Shanghai will take the lead in mapping out a climate-change
forecast for east China and developing measures to help combat the
regional effects of global warming.
The plans for a study that is expected to help guide regional
emissions-control activities over the next 30 years were unveiled
yesterday at a meeting in Shanghai attended by meteorological
officials from the city and six east China provinces.
As leader of the project, the Shanghai Meteorological Bureau has
hired Chen Baode, a climate scientist who worked for the United
States National Aeronautics and Space Administration for nearly a
decade, as senior adviser for the mission.
"It's time we should pay attention to climate change," Chen said
during yesterday's meeting.
Bureau officials didn't reveal the cost of the survey or the
number of researchers who would work on it.

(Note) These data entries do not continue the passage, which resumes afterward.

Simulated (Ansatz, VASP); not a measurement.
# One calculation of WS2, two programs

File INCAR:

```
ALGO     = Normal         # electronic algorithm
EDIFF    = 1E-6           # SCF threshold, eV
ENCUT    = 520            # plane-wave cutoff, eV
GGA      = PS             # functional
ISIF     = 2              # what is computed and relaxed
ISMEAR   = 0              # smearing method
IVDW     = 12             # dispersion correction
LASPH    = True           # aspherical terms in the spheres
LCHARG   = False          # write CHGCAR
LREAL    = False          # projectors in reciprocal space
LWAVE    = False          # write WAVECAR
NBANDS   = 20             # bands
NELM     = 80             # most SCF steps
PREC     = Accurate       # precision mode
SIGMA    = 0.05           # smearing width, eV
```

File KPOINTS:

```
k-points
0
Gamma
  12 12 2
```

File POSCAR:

The effort follows a series of regional climate phenomena that
could have been caused by a buildup of greenhouse gases and an
increase in temperature.
It also comes on the heels of the United Nation's recent
Intergovernmental Panel on Climate Change report that concluded
human activities are "very likely" the cause of global warming.
Researchers in the regional program will spend the next three
years developing a climate forecast for the next 20 to 30 years.
The predications will be based on trends found in historical data,
including ground-based readings and satellite recordings made since
the 1970s.
"Once our assessment is made, we will make suggestions to
governments for restructuring resource-based industries," Chen
said.
Shanghai's gross domestic product has maintained double-digit
growth for 15 straight years. While energy consumed per unit of GDP
is being reduced, overall emissions of the greenhouse gas carbon
dioxide are on the rise.
A direct link between the city's rapid economic growth and local
climate change may be difficult to prove, but experts are concerned
over recent weather patterns.
Among the unsettling signs, Shanghai's average temperature
during the first 10 days of February was around 9 degrees Celsius,
four degrees higher than the usual. On February 6, the mercury hit
23.4 degrees, the highest for that date in the past 14 years.
Shanghai is not alone in reporting weather anomalies. On
February 5, the high reached 16 degrees in Nanjing, capital of
Jiangsu Province, the hottest for that day since 1840.
On February 3, Beijing reported a high of 12.8 degrees, setting
a 50-year record.
"Even Shanghai's traditional Plum Rain season has become much
drier in recent years," said Lei Xiaotu, head of the climate
research center at the Shanghai Meteorological Bureau.
The Plum Rain period, which used to bring downpours in June or
July, now passes more quickly than it did in the past and yields
less moisture - a phenomenon that bewilders Lei.